Included for consistency with existing architecture. Not recommended for
production
because the transform step must re-download files from S3 for
charge analysis (double download).

2. Direct Pipeline (lematrho run) -- RECOMMENDED

A single-pass architecture that bypasses PostgreSQL entirely:

S3 bucket (lemat-rho)
    |
    v
[List material folders -- paginated S3 listing]
    |
    v  ProcessPoolExecutor (4 workers, work-stealing)
Per material, in a single pass:
  1. Download vasprun.xml.gz  ->  parse relaxed structure
  2. Download CHGCAR/AECCAR0/1/2  ->  compress via pyrho
  3. Run Bader analysis (if tools available, reuses same raw bytes)
  4. Run DDEC6 analysis (if tools available, reuses same raw bytes)
  5. Build OptimadeStructure (Pydantic validation)
  6. gc.collect()  ->  return flat dict
    |
    v  Main process
Buffer rows  ->  write Parquet chunk every N rows (atomic: .tmp -> rename)
Append material_id to checkpoint file after each success
    |
    v  Optional
Load Parquet dir as HF Dataset  ->  push_to_hub()
  • pipeline.py (679 lines): The entire direct pipeline.
  • utils.py (283 lines): Shared constants, helpers, and charge analysis
    wrappers used by all three pipeline files.

File Map

All LeMatRho source code lives under
src/lematerial_fetcher/fetcher/lematrho/:

File Lines Purpose
__init__.py 1 Package marker
fetch.py 196 LeMatRhoFetcher(BaseFetcher) -- S3 to PostgreSQL
transform.py 279 LeMatRhoTransformer(BaseTransformer) -- PostgreSQL raw to OPTIMADE
pipeline.py 679 LeMatRhoDirectPipeline -- single-pass S3 to Parquet
utils.py 283 Shared constants, helpers, Bader/DDEC6 wrappers

Modified files elsewhere in the repo:

File What changed
models/optimade.py 8 new optional charge density fields + nsites validators
database/postgres.py 8 matching columns (JSONB, FLOAT[], INTEGER[])
utils/config.py DirectPipelineConfig dataclass, extended FetcherConfig/TransformerConfig
utils/cli.py add_lematrho_fetch_options, add_lematrho_transform_options, add_lematrho_direct_options
utils/aws.py get_authenticated_aws_client() (adaptive retry, credential chain)
cli.py lematrho command group with fetch, transform, run subcommands
push.py Charge density fields in HuggingFace Features + JSON serialisation
models/utils/enums.py Source.LEMATRHO = "lematrho"
pyproject.toml Added mp-pyrho>=0.3.1 dependency
.env.example AWS, LeMatRho, tool path variable templates

Data Model: New Fields on OptimadeStructure

All 8 fields are Optional and default to None, so existing data sources
(MP, Alexandria, OQMD) are unaffected.

Field Type Description
compressed_charge_density Optional[list] 3D nested float list from pyrho lossy compression of CHGCAR
compressed_aeccar0 Optional[list] Same for AECCAR0 (all-electron core charge density)
compressed_aeccar1 Optional[list] Same for AECCAR1 (pseudo valence charge density)
compressed_aeccar2 Optional[list] Same for AECCAR2 (pseudo core charge density)
charge_density_grid_shape Optional[list[int]] Shape of compressed grid, e.g. [15, 15, 15]
bader_charges Optional[list[float]] Bader net charges per site (validated against nsites)
bader_atomic_volume Optional[list[float]] Bader atomic volumes per site (validated against nsites)
ddec6_charges Optional[list[float]] DDEC6 net atomic charges per site (validated against nsites)
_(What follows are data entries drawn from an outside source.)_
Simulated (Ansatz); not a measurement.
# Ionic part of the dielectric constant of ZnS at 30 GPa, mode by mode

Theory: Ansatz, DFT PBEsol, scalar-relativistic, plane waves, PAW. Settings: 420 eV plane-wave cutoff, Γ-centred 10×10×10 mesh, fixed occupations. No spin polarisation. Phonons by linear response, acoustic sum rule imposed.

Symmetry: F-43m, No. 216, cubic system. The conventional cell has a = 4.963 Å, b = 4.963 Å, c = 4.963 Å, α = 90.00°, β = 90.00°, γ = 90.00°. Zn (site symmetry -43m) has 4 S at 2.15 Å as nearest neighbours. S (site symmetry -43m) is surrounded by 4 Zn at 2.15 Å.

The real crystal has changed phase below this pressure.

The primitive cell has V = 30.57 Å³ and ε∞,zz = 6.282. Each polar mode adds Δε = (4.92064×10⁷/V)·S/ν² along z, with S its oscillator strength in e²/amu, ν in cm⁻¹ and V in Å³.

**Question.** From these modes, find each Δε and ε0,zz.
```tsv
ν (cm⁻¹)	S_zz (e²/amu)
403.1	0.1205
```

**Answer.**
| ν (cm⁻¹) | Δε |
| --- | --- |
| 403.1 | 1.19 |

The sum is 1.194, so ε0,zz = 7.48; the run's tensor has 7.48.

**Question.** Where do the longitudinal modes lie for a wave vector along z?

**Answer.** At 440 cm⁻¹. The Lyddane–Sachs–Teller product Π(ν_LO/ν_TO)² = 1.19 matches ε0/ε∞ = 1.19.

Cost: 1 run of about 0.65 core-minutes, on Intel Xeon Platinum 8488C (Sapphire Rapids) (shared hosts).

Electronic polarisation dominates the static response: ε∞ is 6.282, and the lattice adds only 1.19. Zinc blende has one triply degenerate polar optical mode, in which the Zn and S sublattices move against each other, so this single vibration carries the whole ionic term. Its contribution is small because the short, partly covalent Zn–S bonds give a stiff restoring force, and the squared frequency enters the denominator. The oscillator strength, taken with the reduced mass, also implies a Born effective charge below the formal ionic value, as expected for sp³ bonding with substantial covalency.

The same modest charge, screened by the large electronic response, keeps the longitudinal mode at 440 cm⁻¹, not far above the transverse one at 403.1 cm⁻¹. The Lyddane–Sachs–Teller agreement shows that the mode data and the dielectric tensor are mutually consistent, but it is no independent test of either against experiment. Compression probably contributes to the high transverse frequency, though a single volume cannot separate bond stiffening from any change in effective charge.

Per-site fields (bader_charges, bader_atomic_volume, ddec6_charges) are
validated by _validate_with_number_of_sites() to ensure their length matches
nsites.


Key Design Decisions

Single-pass S3 access (direct pipeline)

Each S3 file is downloaded exactly once. The raw decompressed bytes are
held in memory so they can be reused for both pyrho compression and
Bader/DDEC6 analysis. The traditional pipeline cannot do this because fetch and
transform are separate steps.

No PostgreSQL (direct pipeline)

The end target is Parquet files on HuggingFace. PostgreSQL adds schema
migration, connection management, and disk space overhead with no benefit for
this use case. DirectPipelineConfig has zero database fields.

Crash-safe checkpointing

A text file (.checkpoint.txt) records each successfully processed material
ID. On restart, the pipeline skips already-processed materials and resumes
writing Parquet chunks from the next index.

Atomic Parquet writes

Chunks are written to a .tmp file first, then renamed via os.rename()
(POSIX atomic on the same filesystem). Stale .tmp files from crashed runs are
ignored on resume.

Work-stealing parallelism

Uses concurrent.futures.wait(FIRST_COMPLETED) with bounded submission (2x
num_workers futures in flight) to avoid creating hundreds of thousands of
Future objects in memory.

Memory management

Sequential file processing within each worker, explicit del of raw bytes
after use, gc.collect() after each material. Conservative default of 4
workers because each CHGCAR can be hundreds of MB when decompressed.

Graceful tool degradation

External tools (bader, chargemol) are validated at init. If any tool is
missing, the corresponding output fields are set to None rather than
failing the pipeline. Bader and DDEC6 are independent -- one can fail while the
other succeeds.

Cross-compatibility

All LeMatRho structures are marked cross-compatible (no element exclusions).
This differs from the Alexandria fetcher, which excludes Yb-containing
structures. The get_cross_compatibility() function always returns True.


Charge Density Processing: How It Works

pyrho Compression

For each of CHGCAR, AECCAR0, AECCAR1, AECCAR2:

  1. Parse raw bytes with pymatgen.io.vasp.Chgcar (writes to temp file first
    because pymatgen needs a file path).
  2. Convert to pyrho.charge_density.ChargeDensity via ChargeDensity.from_pmg().
  3. Apply lossy smooth compression:
    pgrids["total"].lossy_smooth_compression(grid_shape).
  4. Default grid shape: (15, 15, 15), configurable via --grid-shape.
  5. Result is a nested Python list stored as JSON in Parquet.

Bader Charge Analysis (optional)

Requires: bader executable on PATH, PMG_VASP_PSP_DIR environment variable.

Uses pymatgen.command_line.bader_caller.BaderAnalysis, which manages the
external bader binary internally. The pipeline does not call subprocess
directly.

Steps (in run_bader_from_bytes() in utils.py):

  1. Write raw CHGCAR, AECCAR0, AECCAR2 bytes to a temp directory.
  2. Generate POTCAR via MatPESStaticSet(structure).potcar.
  3. Sum AECCAR0 + AECCAR2 using pymatgen Chgcar arithmetic
    (Chgcar.from_file("AECCAR0") + Chgcar.from_file("AECCAR2")), write result
    as CHGCAR_sum.
  4. Call BaderAnalysis(chgcar_filename=..., potcar_filename=..., chgref_filename=..., bader_path=...).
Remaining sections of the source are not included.